Saturday, June 6, 2009

Orcs: The other white...err red humanoids

Continuing my playthrough of Dark Messiah of Might and Magic:

Last time, I had just finished Chapter 4 and had left for an island of some kind. I was tasked by the sexy niece of a recently departed wizard (he died in front of me...end of Chapter 2, I think) to enter some kind of temple and find a skull or something. Upon arriving at the island, I discovered that orcs had taken over the temple (along with some goblins). My first task was to clear out the orcs on the temple steps. I quickly realized two things:

1) These guys were VERY similar to the humans I had previously been fighting (with both sword/shield and archer types)
2) They hit harder and had more HP

That's right: the very minute I start to not feel pathetic against the things I'm fighting, the game ratchets up the difficulty while keeping me fighting basically the same sort of enemy.

(Note for all game designers: DON'T MAKE GAMERS FEEL FEEBLE AND PATHETIC!)

Of course, I already had the techniques down: throw rocks and barrels until they fall down. Then stab them. A lot.

After clearing out the courtyard and running away from a dragon-like thing, I finally found myself in the temple. The inside was your basic setup of traps and various goblins and orcs.

After a while, I found myself facing the chief orc. He informed me that we were going to fight honorably, i.e., "no wizard tricks," and that if I won I could go free. The fight started immediately with his four followers watching us. Five or six deaths later I had both learned to avoid using magical healing (a "wizard trick") and that he could two-shot me if I didn't block properly. It was pretty easy to figure out the winning strategy: throw a rock at his face then stab him when he was on the ground.

Let me diverge once here: it seriously irks me when designers artificially create difficulty levels in their games. There are so many good way to make a game harder or easier, but so very often they fall upon the old stand by: simply make mobs hit harder and have more hit points. This game is SO bad at that; it is quite honestly distracting from the immersion. It just shouldn't take such a large number of sword swings to kill an orc with a flaming sword whilst he can kill me in two to three well-placed blows. I can think of only one other game that has ever been this terrible: The Suffering.

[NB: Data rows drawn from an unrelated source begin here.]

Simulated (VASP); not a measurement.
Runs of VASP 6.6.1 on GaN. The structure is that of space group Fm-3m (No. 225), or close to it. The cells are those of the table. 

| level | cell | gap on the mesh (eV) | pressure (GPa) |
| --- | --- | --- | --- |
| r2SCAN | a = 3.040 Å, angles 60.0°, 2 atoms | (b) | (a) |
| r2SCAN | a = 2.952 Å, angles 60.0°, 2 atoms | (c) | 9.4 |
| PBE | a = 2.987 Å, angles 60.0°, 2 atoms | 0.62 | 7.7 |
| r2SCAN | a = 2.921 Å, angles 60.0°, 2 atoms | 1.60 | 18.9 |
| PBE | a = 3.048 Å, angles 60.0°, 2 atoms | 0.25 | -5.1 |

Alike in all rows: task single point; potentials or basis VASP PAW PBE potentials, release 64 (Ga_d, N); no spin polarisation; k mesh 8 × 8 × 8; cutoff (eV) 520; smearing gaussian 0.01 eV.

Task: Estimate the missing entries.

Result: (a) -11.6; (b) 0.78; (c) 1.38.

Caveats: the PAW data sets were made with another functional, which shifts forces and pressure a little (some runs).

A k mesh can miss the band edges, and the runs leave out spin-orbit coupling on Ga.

(An example from that game: on the hardest difficulty level -- again, it was called Insane, so I should have known better -- it took eight point-blank shots with a shotgun to kill the lowest level melee character in that game. I counted. EIGHT. We aren't talking super shotguns here, that reloaded super fast and had 100 round magazines... no, you'd often end up reloading just to finish off a single mob. And the game would usually send multiple mobs at you simultaneously. In the final section of the game, you run down a road trying to get to some docks with enemies just popping up everywhere... the mobs had such a ridiculous amount of hit points that I literally just sprinted down the road as fast as I could, killing nothing. It was neither possible nor worth my time.)

Anyway, DM of M and M definitely suffers similarly here. I will freely admit that I am not playing on the difficulty it was probably tuned for, but if you can't tune the game for all your difficulty levels, don't put them in. (For an example of good difficulty increases, play Crysis on "Delta" where they remove the crosshair and make the enemies speak Korean instead of English).

With the chief orc bested (with five usually-fatal "stab a guy on the floor" blows), I went back to the sexy wizard niece. She proceeded to open the gate we had been standing in front of and I proceeded to be insta-gibbed by the two ghouls. They possessed no swords, no shields, but they did have the ability to two-shot me (first shot reducing me from 60 hit points down to 9). 10-20 attempts later, the ghouls were dead (more rocks and barrels), the sexy niece opened the gate, was trapped on the wrong side and was promptly killed by the necromancer hot on my tail. I ran down the hall way and found myself in Chapter 6.